Michael Saylor is facing mounting criticism from market commentators, gold advocate Peter Schiff, and prominent crypto analysts after Strategy disclosed the creation of a $1.44 billion U.S. dollar reserve and signaled that it may sell Bitcoin under certain market conditions.
The shift has sparked renewed allegations of hypocrisy and questions over Strategy’s long-term solvency and capital strategy.
What Happened
The criticism accelerated after prediction platform Polymarket showed the probability of Strategy selling Bitcoin before June 30, 2026 rising to 30%.
The odds spiked following remarks from CEO Phong Le, who said the company would consider selling BTC if its market net asset value (mNAV) fell below 1 and it could no longer raise capital, an acknowledgement that contradicts years of messaging around never liquidating the firm’s Bitcoin treasury.
Schiff, one of Saylor’s most vocal critics, called Strategy’s latest actions a sign of its “ultimate demise,” arguing that the firm was “forced to sell stock not to buy Bitcoin, but to buy U.S. dollars merely to fund interest and dividend obligations.”
He added that the “business model is a fraud,” and labeled Saylor “the biggest con man on Wall Street.”
Market analysts amplified the scrutiny following a sharp decline in Strategy’s stock price.
The Kobeissi Letter noted that Strategy’s market cap has fallen to $45 billion, now $10 billion below the value of its 650,000 BTC treasury, which is worth roughly $55 billion.
Even after subtracting the firm’s $8.2 billion in debt, MicroStrategy still holds $1.8 billion more in net Bitcoin value than its current market capitalization.
The widening disconnect between the stock price and Bitcoin holdings has led some observers to question whether investors are beginning to price in higher operational risk, dilution concerns, and the sustainability of Strategy’s leveraged Bitcoin strategy.
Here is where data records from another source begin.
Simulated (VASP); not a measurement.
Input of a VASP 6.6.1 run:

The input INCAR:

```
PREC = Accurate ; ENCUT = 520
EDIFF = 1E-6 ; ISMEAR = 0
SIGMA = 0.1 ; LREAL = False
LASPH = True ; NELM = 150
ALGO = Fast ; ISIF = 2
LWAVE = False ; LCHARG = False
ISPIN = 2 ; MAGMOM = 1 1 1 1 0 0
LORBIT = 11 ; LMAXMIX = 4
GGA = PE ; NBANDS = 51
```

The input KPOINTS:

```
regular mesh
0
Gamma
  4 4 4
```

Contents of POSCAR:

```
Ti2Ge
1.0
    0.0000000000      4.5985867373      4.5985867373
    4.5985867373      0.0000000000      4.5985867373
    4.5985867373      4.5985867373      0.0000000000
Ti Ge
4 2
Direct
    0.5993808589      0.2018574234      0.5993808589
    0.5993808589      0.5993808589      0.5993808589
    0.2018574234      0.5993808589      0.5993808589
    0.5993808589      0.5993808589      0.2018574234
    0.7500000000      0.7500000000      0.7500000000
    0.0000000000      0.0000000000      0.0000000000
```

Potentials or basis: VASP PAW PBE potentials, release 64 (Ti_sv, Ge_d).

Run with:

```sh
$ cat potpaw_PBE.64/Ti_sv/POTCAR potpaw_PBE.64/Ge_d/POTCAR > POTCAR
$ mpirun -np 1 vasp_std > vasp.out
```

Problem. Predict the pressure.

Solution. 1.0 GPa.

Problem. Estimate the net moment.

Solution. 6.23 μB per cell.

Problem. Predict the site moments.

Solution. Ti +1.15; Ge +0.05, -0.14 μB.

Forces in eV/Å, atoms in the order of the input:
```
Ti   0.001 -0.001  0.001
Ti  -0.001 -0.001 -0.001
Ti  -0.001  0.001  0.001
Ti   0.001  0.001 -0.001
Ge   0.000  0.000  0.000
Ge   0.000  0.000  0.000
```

Jacob King, a frequent industry commentator, intensified the criticism, accusing Saylor of abandoning his own anti-fiat rhetoric.
He argued that the new USD reserve, funded by selling Strategy stock, contradicts Saylor’s long-held stance that Bitcoin is superior to traditional currency.
“They spent years calling fiat worthless, yet now they’re effectively bailing themselves out by dumping stock just to build cash reserves,” King wrote, calling the strategy “Ponzi-style behavior.”
Schiff added that mainstream financial media would avoid scrutinizing Saylor’s strategy, calling him “their favorite guest,” and urged investors not to take cues from “entertainers.”
Why It Matters
Strategy, for its part, has framed the USD reserve as a mechanism to stabilize dividend payments and improve creditworthiness, emphasizing that the firm intends to continue expanding its Bitcoin holdings.
The company maintains a BTC reserve valued at approximately $59 billion and says the cash buffer allows it to navigate short-term market dislocations without selling Bitcoin unless necessary for shareholder interests.
However, the combination of equity dilution, rising probabilities of a BTC sale, and a declining stock price has sparked the most coordinated wave of criticism Saylor has faced since Strategy began its Bitcoin-first strategy in 2020.